# What is classification?
Classification is a supervised machine learning approach which aims to correctly classify a given input into one of many classes. For example, given the pixel data of an image, the classifier can classify the image as a cat, or a digit.
![img](https://i.imgur.com/2hpxZwW.png)

From a mathematical point of view, a classifier can be seen as one or more decision boundaries. A decision boundary is a line that seperates the inputs of 2 different classes on the graph. For a 2D plot, the decision boundary is a line. For a 3D plot, it is a plane, and so on...
- - - -
The goal of training a classifier is to find these decision boundaries :)

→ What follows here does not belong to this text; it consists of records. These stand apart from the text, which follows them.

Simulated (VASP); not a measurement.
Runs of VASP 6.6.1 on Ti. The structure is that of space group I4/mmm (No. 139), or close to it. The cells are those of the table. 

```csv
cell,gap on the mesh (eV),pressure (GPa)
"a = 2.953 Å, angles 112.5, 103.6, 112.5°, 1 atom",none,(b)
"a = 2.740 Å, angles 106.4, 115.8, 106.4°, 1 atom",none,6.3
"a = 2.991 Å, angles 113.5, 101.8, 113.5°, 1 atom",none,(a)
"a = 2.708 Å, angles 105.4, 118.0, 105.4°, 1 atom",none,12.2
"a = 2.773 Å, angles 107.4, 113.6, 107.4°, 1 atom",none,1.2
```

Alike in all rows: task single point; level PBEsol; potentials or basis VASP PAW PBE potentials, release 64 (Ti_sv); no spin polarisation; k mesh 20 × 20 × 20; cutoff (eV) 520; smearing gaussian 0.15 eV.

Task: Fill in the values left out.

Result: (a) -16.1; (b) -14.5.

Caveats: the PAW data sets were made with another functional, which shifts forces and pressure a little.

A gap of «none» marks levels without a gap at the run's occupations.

### How is classification different from regression? 
Regression is primarily used for prediction tasks (like predicting house prices) whereas classification is used to find out what class an input belongs to. In other words, regression is used for a continous-valued output, and classification is used for a discrete-valued output.

# Does everyone use the same algorithm to classify?
NO! There's a ton of classification algorithms out there, and one can pick whatever suits their needs the best. Here are some popular ones, in no particular order - 
- Logistic Regression (Don't get confused by the terminology, logistic "regression" is actually a classifier :P)
- Naive Baiyes (Not as "naive" as it sounds, gives pretty good results in most cases. Based on probability.)
- Decision Tree (Consists of several if-else like conditions, which the classifier learns on its own from the given data)
- Random Forests (A forest is a bunch of trees. A Random Forest is a bunch of Decision Trees.)
- Support Vector Machines or SVMs (Can use the "kernel trick" to classify data that is not linearly seperable by mapping it to a higher dimension. ~~Interstellar~~)

# A very simple example

Consider an example where we try to classify a movie as good or bad based on its ratings (R) and its first day collection (C).
The output classes are "Good" = 1 and "Bad" = 0.
Here's the training data:

<table>
    <tr>
        <th>R</th>
        <th>C</th>
        <th>Result</th>
    </tr>
    <tr>
        <td>4</td>
        <td>1000</td>
        <td>1</td>
    </tr>
    <tr>
        <td>2</td>
        <td>250</td>
        <td>0</td>
    </tr>
    <tr>
        <td>3</td>
        <td>700</td>
        <td>1</td>
    </tr>
    <tr>
        <td>5</td>
        <td>600</td>
        <td>1</td>
    </tr>
    <tr>
        <td>2</td>
        <td>450</td>
        <td>0</td>
    </tr>
</table>    

Now let's train a decision tree classifier using scikit-learn and see what the results look like!

In [1]:
# Preparing the input data X and the output data Y. 
# Note that the input data has 2 dimensions, since we have 2 input features.

X = [[4,1000],[2,250],[3,700],[5,600],[2,450]]
Y = [1,0,1,1,0]

from sklearn.tree import DecisionTreeClassifier

dtree = DecisionTreeClassifier()
dtree.fit(X,Y)

DecisionTreeClassifier(class_weight=None, criterion='gini', max_depth=None,
            max_features=None, max_leaf_nodes=None,
            min_impurity_decrease=0.0, min_impurity_split=None,
            min_samples_leaf=1, min_samples_split=2,
            min_weight_fraction_leaf=0.0, presort=False, random_state=None,
            splitter='best')

In [3]:
# Let's try classifying a new movie with R=1 and C=50!
X_new = [[1,50]]
prediction = dtree.predict(X_new)
print(prediction)

[0]


In [4]:
# Now let's try a movie that with R=5 and C=2000 (you know it's good :P)
X_new = [[5,2000]]
prediction = dtree.predict(X_new)
print(prediction)

[1]


# We did it! 
Our classifier learned that low ratings combined with low collections mean that a movie is bad. We never explicitly told the classifier about any of these patterns, it figured this out on its own. The results demonstrate how our classifier "learned" what a good movie looks like. The mathematics behind this is quite interesting and is explained really well [here](http://www.doc.ic.ac.uk/~sgc/teaching/pre2012/v231/lecture11.html)